5.6 Bank Borrowings. If the Fund borrows money from any bank (including the Custodian
if the borrowing is pursuant to a separate agreement) for investment or for temporary or emergency
purposes using Securities held by the Custodian hereunder as collateral for such borrowings, the
Fund shall deliver to the Custodian Instructions specifying with respect to each such borrowing:
(a) the Series to which such borrowing relates; (b) the name of the bank, (c) the amount of the
borrowing, (d) the time and date, if known, on which the loan is to be entered into, (e) the
10
total amount payable to the Fund on the borrowing date, (f) the Securities to be delivered as
collateral for such loan, including the name of the issuer, the title and the number of shares or
the principal amount of any particular Securities, and (g) a statement specifying whether such loan
is for investment purposes or for temporary or emergency purposes and that such loan is in
conformance with the ‘40 Act and the Fund’s prospectus. The Custodian shall deliver on the
borrowing date specified in Instructions the specified collateral against payment by the lending
bank of the total amount of the loan payable, provided that the same conforms to the total amount
payable as set forth in the Instructions. The Custodian may, at the option of the lending bank,
keep such collateral in its possession, but such collateral shall be subject to all rights therein
given the lending bank by virtue of any promissory note or loan agreement. The Custodian shall
deliver such Securities as additional collateral as may be specified in Instructions to
collateralize further any transaction described in this Section. The Fund shall cause all
Securities released from collateral status to be returned directly to the Custodian, and the
Custodian shall receive from time to time such return of collateral as may be tendered to it. In
the event that the Fund fails to specify in Instructions the Series, the name of the issuer, the
title and number of shares or the principal amount of any particular Securities to be delivered as
collateral by the Custodian, the Custodian shall not be under any obligation to deliver any
Securities.
SECTION 6 — SALE AND REDEMPTION OF SHARES
6.1 Sale of Shares. Whenever the Fund shall sell any shares issued by the Fund
(“Shares”) it shall deliver to the Custodian Instructions specifying the amount of money and/or
Securities to be received by the Custodian for the sale of such Shares and specifically allocated
to an Account for such Series. Upon receipt of such money, the Custodian shall credit such money
to an Account in the name of the Series for which such money was received.

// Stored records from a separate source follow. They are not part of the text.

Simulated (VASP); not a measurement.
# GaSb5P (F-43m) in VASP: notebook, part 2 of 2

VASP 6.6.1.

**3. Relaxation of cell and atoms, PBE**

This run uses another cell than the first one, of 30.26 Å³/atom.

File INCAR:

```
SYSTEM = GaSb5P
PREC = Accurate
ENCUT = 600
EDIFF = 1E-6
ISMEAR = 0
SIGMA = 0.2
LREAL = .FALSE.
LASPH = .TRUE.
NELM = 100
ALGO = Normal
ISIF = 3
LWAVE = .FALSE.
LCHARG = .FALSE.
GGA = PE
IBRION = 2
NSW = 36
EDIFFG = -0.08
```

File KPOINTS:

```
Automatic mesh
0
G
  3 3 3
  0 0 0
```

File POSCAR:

6.2 Redemption of Shares. Except as provided hereinafter, whenever the Fund desires
the Custodian to make payment out of the money held by the Custodian hereunder in connection with a
redemption of any Shares, it shall furnish to the Custodian Instructions specifying the total
amount to be paid for such Shares. The Custodian shall make payment of such total amount to the
transfer agent specified in such Instructions out of the money held in an Account of the
appropriate Series.
6.3 Check Redemptions. Notwithstanding the above provisions regarding the redemption
of any Shares, whenever any Shares are redeemed pursuant to any check redemption privilege which
may from time to time be offered by the Fund, the Custodian, unless otherwise instructed by
Instructions, shall, upon presentment of such check, charge the amount thereof against the money
held in the Account of the Series of the Shares being redeemed, provided, that if the Fund or its
agent timely advises the Custodian that such check is not to be honored, the Custodian shall return
such check unpaid.
SECTION 7 — PAYMENT OF DIVIDENDS AND DISTRIBUTIONS
7.1 Determination to Pay. Whenever the Fund shall determine to pay a dividend or
distribution on Shares it shall furnish to the Custodian Instructions setting forth with respect to
the
11
Series specified therein the date of the declaration of such dividend or distribution, the
total amount payable, and the payment date.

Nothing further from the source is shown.